Cambodia: The search for truth in Khmer Rouge-era bones

Cambodia: The search for truth in Khmer Rouge-era bones

'We know people died, but how?' researcher asks, as she embarks on project to ascertain cause of death from bones

By Lauren Crothers

PHNOM PENH (AA) - The first forensic research of its kind is underway in Cambodia in a bid to paint a demographic picture of the victims of the Khmer Rouge and the manner in which they were put to death.

Anecdotally, there have been numerous witness accounts describing the grisly ways in which the ultra-Maoist soldiers would dispatch their captives.

Some were bound together, others dug their own graves, some were hit with machete-like weapons in the back of the skull, others were shot.

Julie Fleischmann, a PhD student from the U.S.’ Fulbright program, told the Anadolu Agency on Monday that her forensic anthropological research will build upon work that was started by her Cambodian counterparts at the Toul Sleng Genocide Museum.
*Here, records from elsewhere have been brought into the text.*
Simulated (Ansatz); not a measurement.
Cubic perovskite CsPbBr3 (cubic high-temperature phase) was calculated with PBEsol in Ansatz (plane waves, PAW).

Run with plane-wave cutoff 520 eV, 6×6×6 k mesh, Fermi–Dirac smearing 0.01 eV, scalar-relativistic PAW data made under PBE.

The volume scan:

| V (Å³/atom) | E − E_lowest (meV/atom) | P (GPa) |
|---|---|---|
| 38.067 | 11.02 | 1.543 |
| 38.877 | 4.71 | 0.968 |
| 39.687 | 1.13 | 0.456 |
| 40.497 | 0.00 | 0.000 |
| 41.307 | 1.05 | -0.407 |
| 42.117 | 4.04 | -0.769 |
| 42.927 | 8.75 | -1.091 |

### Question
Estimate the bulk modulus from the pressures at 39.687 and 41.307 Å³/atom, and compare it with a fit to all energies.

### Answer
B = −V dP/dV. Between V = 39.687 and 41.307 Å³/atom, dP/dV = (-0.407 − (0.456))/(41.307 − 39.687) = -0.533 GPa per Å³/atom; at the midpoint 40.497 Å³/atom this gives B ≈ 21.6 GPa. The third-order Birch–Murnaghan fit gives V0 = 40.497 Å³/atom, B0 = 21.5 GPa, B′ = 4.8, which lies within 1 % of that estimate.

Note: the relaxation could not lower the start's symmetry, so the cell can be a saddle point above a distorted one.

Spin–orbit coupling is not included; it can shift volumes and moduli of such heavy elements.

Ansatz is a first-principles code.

Ultimately, she hopes the results will be able to provide a more definitive answer with regard to how the Khmer Rouge executed their victims.

"We have eyewitness statements and historical records, but we have yet to actually go back to what’s physically left,” she said.

“This is the first time that bones are being analyzed.”

In a speech outlining the aims of her research, Fleischmann explained that she is honing in on specific data: the age-at-death and sex of the victims.

As records were kept fastidiously at Toul Sleng prison -- known as S-21-- when it was being operated by the Khmer Rouge, there have been “hundreds of thousands of document” to choose from.

Fleischmann has so far spent two months combing through a sample of 97 execution lists that were drawn up between March 1976 and September 1978.

“It’s very, very rare to have documents providing information about people before they died, so the archives at S-21 are an invaluable resource for researchers and anthropologists,” she said.

According to the lists, 5,972 victims had a listed execution date.

Not all had sex and age listed, but 4,907 were male and 876 were female.The average age was 29, but the range of victims aged from as young as 11 to 77.

Studying the remains of victims of a large-scale atrocity is important, Fleischmann said, because it “provides information not available from other sources, especially with regard to traumatic injuries.”

“We know people died, but how?” she asked.

The bones under examination will slowly reveal that to researchers over the next year.

“If there were no eyewitnesses to an atrocity, the human remains may be all we have to understand what happened,” she said.

“Evidence of violence is important for justice. If leaders of violent regimes are held accountable in a court of law…remains can explain the violence that occurred.”

Cambodia is a special case, because it is “one of only a few countries where human remains are accessible from a recent human rights atrocity,” she said.

To that end, her research is focusing on the execution sites of Choeung Ek -- widely known as The Killing Fields, and the place where a majority of S-21 captives were sent to their deaths -- and the Kraing Ta Chan security center in neighboring Takeo province.

The work so far has not been without its challenges; when the initial exhumations were being carried out around the country, skulls were separated from the rest of the bodies.

It is the skulls that Fleischmann is focusing her work on. Depending on visible injuries, she will be able to deduce what kind of trauma was inflicted.

The research is coinciding with hearings at the Khmer Rouge tribunal that are focusing on S-21 and Kraing Ta Chan -- among other places -- as key crime sites at which genocide, murder and internal purges were carried out.

Kaing Guek Eav, alias Duch, is set to appear before the court as a witness in the first week of June.

Duch was the chairman of S-21 and is currently serving a life prison sentence after being found guilty of crimes against humanity in 2012.

An estimated 1.5 million people died under the Khmer Rouge between April 1975 and January 1979.